Recently I’ve been hosting roundtable discussions over dinner in New York and London with publishing executives who are betting big that native advertising will drive major revenue growth in 2015 for their businesses. We often end up debating what the biggest threats to the industry are, and there are four notable threats I wanted to share.
Readers reject native advertising
Those of us who are in the industry buy-in to why native advertising makes sense; However, when I explain what I do to friends outside the publishing industry, the first response is always “so you are basically tricking users into clicking on ads?”
Point being, perception matters. For example, John Oliver’s take on native advertising last month generated a lot of attention for our industry. It also served as a not-so-gentle, sobering reminder of the importance of disclosure and trust.
Earlier this summer, IAB and Edelman released new research on what consumers actually think of native ads. Results of that research showed that well-executed native advertising can boost the credibility of a publication’s site, and that site’s credibly can, in turn, boost the perceived credibility of sponsored content it features. More specifically, sites saw a 33 percent lift in perceived credibility of native ads when those ads appeared on news sites considered to have a high level of credibility. Also, 54 percent of respondents from the research stated that they look favorably on news sites if its sponsored content was relevant to the content they were already reading.
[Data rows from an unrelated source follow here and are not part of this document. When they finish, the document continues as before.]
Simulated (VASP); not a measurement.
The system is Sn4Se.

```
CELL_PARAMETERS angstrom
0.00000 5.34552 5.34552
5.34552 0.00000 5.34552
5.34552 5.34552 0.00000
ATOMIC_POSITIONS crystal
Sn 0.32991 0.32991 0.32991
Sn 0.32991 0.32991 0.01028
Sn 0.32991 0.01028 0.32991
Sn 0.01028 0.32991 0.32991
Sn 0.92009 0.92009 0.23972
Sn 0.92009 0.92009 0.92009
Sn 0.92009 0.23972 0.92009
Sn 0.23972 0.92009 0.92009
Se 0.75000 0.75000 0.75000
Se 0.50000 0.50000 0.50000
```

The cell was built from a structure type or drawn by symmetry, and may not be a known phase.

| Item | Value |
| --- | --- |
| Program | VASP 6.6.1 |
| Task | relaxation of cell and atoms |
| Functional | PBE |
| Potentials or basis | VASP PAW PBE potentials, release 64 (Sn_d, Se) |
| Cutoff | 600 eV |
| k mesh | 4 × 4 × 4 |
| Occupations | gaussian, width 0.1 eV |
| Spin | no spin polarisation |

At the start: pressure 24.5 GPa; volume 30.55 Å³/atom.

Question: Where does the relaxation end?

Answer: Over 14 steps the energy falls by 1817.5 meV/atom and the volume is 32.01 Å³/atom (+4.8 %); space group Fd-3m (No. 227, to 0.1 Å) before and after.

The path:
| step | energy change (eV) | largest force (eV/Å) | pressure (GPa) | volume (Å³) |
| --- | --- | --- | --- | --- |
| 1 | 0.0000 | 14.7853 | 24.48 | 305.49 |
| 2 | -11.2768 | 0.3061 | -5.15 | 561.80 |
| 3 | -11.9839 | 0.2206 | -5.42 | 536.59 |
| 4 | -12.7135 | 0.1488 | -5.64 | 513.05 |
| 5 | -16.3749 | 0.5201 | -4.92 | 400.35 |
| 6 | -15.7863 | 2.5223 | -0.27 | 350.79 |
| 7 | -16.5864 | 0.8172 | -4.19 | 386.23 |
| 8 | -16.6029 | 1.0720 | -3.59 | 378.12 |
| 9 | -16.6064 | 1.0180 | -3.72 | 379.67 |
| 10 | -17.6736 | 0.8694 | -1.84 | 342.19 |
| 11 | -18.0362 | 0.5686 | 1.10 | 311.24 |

FTC may regulate native advertising
Likely the biggest threat native advertising faces for content marketers could be federal interference — such as the Federal Trade Commission (FTC) introducing a set of regulations for the industry. In December of 2013, the FTC hosted a workshop to discuss the impact of native ads, which produced some mixed results. They said some native ads are unlawful, which gives me reason to pause. This is a big reason for why self-regulation within the industry is so critical, and the IAB’s native ad playbook is a good place to start.
Let’s take a page out of the search marketing industry’s playbook. When Google released its first search ads over a decade ago, they were 100 percent native — meaning a user would not have been able to tell those ads apart from organic search results. What later happened in search advertising is that the big players (Google, Yahoo, Microsoft) have all self-regulated, and done so successfully. This strategy has avoided regulators from stepping in and bringing their industry to a grinding halt.
The lowest common denominator wins (again)
I have written at length about why I’m not building a native ad network as I think it’s the wrong move for the industry. “Advertisers we work with at Quartz are interested in having genuine impact with highly sophisticated audiences – there’s not necessarily a commodity solution to that equation,” says Jay Lauf, SVP Atlantic Media at Quartz. The threat remains, though, that as publishers become more desperate for revenue, they offer their highly-premium native inventory to networks that will generate a few bucks short-term but also commoditize that inventory forever.
What makes content marketing successful today is when clients and their agencies have a direct, one-to-one, relationship with the publisher. The best content programs are built based on the client’s objectives as well as what the publisher’s audience is receptive to. Every publisher’s site is different, or at least that’s the promise given to readers who spend hours consuming content. I think the moment the same sponsored content appears across multiple publishing sites, that site now risks to lose the trust and uniqueness they first touted when building their audience.
Publishers forget to invest in a distribution model
Every business needs a distribution model. Whether you are Samsung, Amazon, Wal-Mart, Coke, Apple or Polar (my business), everyone has a distribution model. VP of Gawker Media Erin Pettigrew puts it well when she says:
In a world where users are bombarded with information and can discover news through many channels, publishers can’t forget to invest in their own distribution model. At Gawker, we have successfully built a large audience that marketers are keen to engage with, frequently. This is thanks to a focus on distribution and developing unique approaches, ones that I expect will continue to evolve.
The last point she makes is key: the approaches and tactics will continue to change. How does this relate back to native advertising? Well, content marketers choose to work with premium publishers not only to create great content, but also to drive great distribution to it. Anthony DeMaio, associated publisher at Slate, often reminds clients that “content may be king, but distribution is queen”. Slate has served 100M native ads in the past month alone and is marrying strong content with strong distribution.
In closing, 2014 has been an exciting year for those of us in the publishing industry. My company in particular, Polar, has delivered 2 billion native ads alone for premium publishers. Those are impressive numbers that I hope will continue to accelerate, provided that together we can mitigate some of the threats facing our industry in the coming year.